AUSTIN, Texas (Legal Newsline) – A former Dallas Cowboy can continue his defamation lawsuit against TMZ for publishing an article that cited allegations he threatened to make someone “disappear” for refusing to kill a sports agent.
The Texas Supreme Court on May 8 ruled in favor of Robert Jones, a linebacker for the Cowboys during their dominant run in the early 1990s who also played for the St. Louis Rams, Miami Dolphins and Washington Redskins.
The court ruled 5-3 that Jones has complied with a pre-suit requirement that he request a correction, allowing his case to survive a motion to dismiss from defendants TMZ and Warner Bros.

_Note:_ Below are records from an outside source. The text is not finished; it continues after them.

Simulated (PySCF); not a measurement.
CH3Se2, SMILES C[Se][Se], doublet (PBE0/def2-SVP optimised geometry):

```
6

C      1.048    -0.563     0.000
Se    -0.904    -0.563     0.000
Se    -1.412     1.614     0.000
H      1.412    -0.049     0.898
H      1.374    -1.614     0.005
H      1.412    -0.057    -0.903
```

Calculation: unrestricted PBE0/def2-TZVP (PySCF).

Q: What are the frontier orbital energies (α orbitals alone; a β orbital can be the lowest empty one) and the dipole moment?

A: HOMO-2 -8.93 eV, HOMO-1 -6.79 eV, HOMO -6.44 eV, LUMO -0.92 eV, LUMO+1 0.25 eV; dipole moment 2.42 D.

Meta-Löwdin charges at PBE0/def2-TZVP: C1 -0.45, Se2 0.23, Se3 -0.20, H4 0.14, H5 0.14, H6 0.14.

Since his retirement, Jones, a former Pro Bowler and three-time Super Bowl champion, has run a business in Austin. His cousin, who has a lengthy criminal history including arson and insurance fraud charges, attempted to extort Jones after being granted parole in 2014, the opinion says.
That cousin, Theodore Watson, also called TMZ with allegations Jones threatened to harm him for refusing to murder Jones’ former agent, the opinion says. Watson filed a police report, though the sides dispute whether he did this on his own or if he was instructed to by a TMZ reporter, Liz McKernan.
McKernan messaged Jones on Twitter. He referred her to his lawyer, who says he never heard from her. She says she left a voicemail.
Shortly after obtaining Watson’s police report, TMZ published a story with the headline “Ex-Super Bowl Champ Suspect in Police Investigation; Allegedly Tried to Hire Hit Man.”
After an email exchange with McKernan, Bressi sent a press release to TMZ that called the allegations untrue. TMZ updated the story.
Just before the one-year statute of limitations was going to expire, Jones filed his defamation case, alleging TMZ ignored major red flags with the informant, Watson. TMZ argued the Defamation Mitigation Act barred the case because he failed to request a correction, clarification or retraction of the story before the statute of limitations expired.
“TMZ focuses on Jones’ press release as if it were an out-of-the-blue missive devoid of any context,” wrote Justice Eva Guzman. “But the communications between (Bressi and McKernan) tell a different story and establish Jones’ compliance with (the DMA).
“Those communications did not include the words ‘I request a correction, clarification or retraction,’ but the statute does not require such formality.”
Jones’ desire that the allegations be removed or revised was obvious, the court ruled, and McKernan understood that when she asked Bressi to delay issuing the press release until after she could include it in the updated story.
Chief Justice Nathan Hecht issued a dissenting opinion that worried restrictions under the DMA, designed to prevent superfluous defamation litigation, will be eased under the majority’s decision.
“This would be wrong enough if the court had merely changed a common law duty, but it gutted a Legislative enactment,” Hecht wrote.
“In the constantly refreshed news cycle of today, under the court’s standards – or lack of standards – any Twitter message complaining of a story will be a Request, any response by the publisher a Change, and a plaintiff can proceed without further effort.”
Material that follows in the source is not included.